Unit Tests Grading Workflow
I've talked before about unit testing (here, and here). My premise is that in addition to being an important industry technique, it's a sound practice for students studying CS. I also contend that it can make grading easier on the teacher. Maybe not as easy as an auto-grader but those have their own problems.
Since I spent most of today grading I thought I'd share my current workflow and how unit tests have made me more efficient.
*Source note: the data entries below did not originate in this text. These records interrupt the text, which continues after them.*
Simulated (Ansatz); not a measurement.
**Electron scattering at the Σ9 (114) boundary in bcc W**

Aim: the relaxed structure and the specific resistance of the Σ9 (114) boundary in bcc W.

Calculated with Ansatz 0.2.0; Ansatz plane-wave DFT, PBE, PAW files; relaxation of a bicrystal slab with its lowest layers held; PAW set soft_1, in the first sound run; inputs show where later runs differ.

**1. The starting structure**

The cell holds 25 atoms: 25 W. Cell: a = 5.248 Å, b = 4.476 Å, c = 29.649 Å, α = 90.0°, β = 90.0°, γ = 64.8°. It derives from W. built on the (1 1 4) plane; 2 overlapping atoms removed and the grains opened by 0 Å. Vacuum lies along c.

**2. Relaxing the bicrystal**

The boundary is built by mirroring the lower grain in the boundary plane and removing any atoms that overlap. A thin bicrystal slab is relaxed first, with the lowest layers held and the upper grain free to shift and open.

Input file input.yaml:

I have each student make a single GitHub repo for all individual homeworks, labs and small projects. They'll make additional repos for larger and group projects. They fill out a Google form to give me the repo link. I download the form and end up with a CSV file something like this:
Doe, John, git@github.com:johndoe/mymoework.git
Doe, Jane, git@github.com:janedoe/labs.git
etc.
My goal is to clone each students repo into a directory and then throughout the term, they add assignments to their own repos using the names and specifications I give them. For example, after assigning three assignments, I could pull everything from their repos and I would have a directory structure something like this:
hw ├── doe_jane │ ├── hw_01 │ ├── hw_02 │ └── hw_03 │ └── doe_john ├── hw_01 └── hw_02
To get there, I have to change the csv file to a small shell script:
git clone git@github.com:johndoe/mymoework.git doe_john
git clone git@github.com:janedoe/labs.git doe_jane
etc.
I usually do this in Emacs with a macro.
Now I'm ready to go.
Whenever there's a new assignment, I just have to update all the repos. I go into the root hw directory and loop through all the subdirectoryes:
cs /path/to/hw_root
for i in `ls`
do
cd /path/to/hw_root/$i
git pull
done
At this point I could go into each repo but we can do better. Since I
have all of my students submit a Makefile with a default target to
build an executable named main
and also a target named tests
which
will build an executable to run the unit tests named tests
I do this
instead of a straight pull:
cs /path/to/hw_root
for i in `ls`
do
cd /path/to/hw_root/$i
git pull
cd hw_03 # or whatever assignment I'm grading
make tests
make
done
Now, if I want, I can go into each directory, run the tests by typing
./tests
and the hw or project with ./main
. I can also add a
couple of lines to the for loop above like:
echo "$i Test Report\n----------------\n" >> /path/to/hw_root/test_report
./tests >> /path/to/hw_root/test_rport
echo "----------------------\n\n"
This gives me a single file with everyone's test results. Either by doing this or by running the tests in each folder manually I can quickly see what works and what doesn't.
While I'm doing this, I have Emacs up and with dired mode and more specifically ag-dired-regexp which lets me easily navigate to any student's files. Combined with the test results I can quickly evaluate the entire assignment.
Put all of this together and it makes grading somewhat bearable. I can work through well written, correct assignments extremely quickly and drill down into the other projects efficiently as well.